The die movement and degree of freedom of forging equipment are inconsistent. According to the deformation restriction characteristics of the bottom dead point, forging equipment can be divided into the following four forms:
1)Limiting forging force form: hydraulic press with hydraulic pressure directly driving the slider.
2)Quasi-stroke limiting method: hydraulic press with hydraulic pressure driving crank-connecting rod mechanism.
3)Stroke limiting method: mechanical press with crank, connecting rod and wedge mechanism driving the slider.
4)Energy limiting method: spiral and friction press using spiral mechanism.
In order to obtain high precision, attention should be paid to preventing overload at the bottom dead center, controlling speed and die position, because these will affect the tolerance, shape accuracy and die life of the forging. In addition, in order to maintain accuracy, attention should also be paid to adjusting the clearance of the slider guide rail, ensuring rigidity, adjusting the bottom dead center and using auxiliary transmission devices.

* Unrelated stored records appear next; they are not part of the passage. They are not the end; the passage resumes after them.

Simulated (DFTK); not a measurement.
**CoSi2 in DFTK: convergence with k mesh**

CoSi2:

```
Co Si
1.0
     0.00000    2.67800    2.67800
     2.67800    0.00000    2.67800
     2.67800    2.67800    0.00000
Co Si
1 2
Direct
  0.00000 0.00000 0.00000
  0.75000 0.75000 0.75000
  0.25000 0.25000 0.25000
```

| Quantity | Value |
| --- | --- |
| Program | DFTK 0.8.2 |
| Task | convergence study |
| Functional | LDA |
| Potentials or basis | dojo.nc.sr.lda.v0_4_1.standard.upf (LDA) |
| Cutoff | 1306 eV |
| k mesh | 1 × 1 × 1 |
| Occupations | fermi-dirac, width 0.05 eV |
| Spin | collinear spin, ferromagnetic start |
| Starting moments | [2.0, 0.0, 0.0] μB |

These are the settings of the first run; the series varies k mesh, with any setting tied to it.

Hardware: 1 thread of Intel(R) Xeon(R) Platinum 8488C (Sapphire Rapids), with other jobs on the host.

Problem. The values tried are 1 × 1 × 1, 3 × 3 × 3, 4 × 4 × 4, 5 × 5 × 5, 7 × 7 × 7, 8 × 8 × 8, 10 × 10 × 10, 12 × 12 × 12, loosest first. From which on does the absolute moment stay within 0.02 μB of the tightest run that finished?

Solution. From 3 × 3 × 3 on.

There are also vertical and horizontal movement modes of the slider (used for forging of slender parts, lubrication and cooling, and high-speed production of parts forging), and the use of compensation devices can increase the movement in other directions. The above methods are different, and the required forging force, process, material utilization, output, dimensional tolerance and lubrication and cooling methods are different, which are also factors that affect the level of automation.
3. Forging materials
The materials used for forging are mainly carbon steel and alloy steel of various compositions, followed by aluminum, magnesium, copper, titanium and their alloys. The original state of the materials includes bars, ingots, metal powders and liquid metals. The ratio of the cross-sectional area of the metal before deformation to the cross-sectional area after deformation is called the forging ratio. Correctly selecting the forging ratio, reasonable heating temperature and holding time, reasonable initial forging temperature and final forging temperature, reasonable deformation amount and deformation speed are very important for improving product quality and reducing costs.
Generally, small and medium-sized forgings are made of round or square bars. The bar has uniform and good grain structure and mechanical properties, accurate shape and size, good surface quality, and is easy to organize batch production. As long as the heating temperature and deformation conditions are reasonably controlled, forgings with excellent performance can be forged without large forging deformation.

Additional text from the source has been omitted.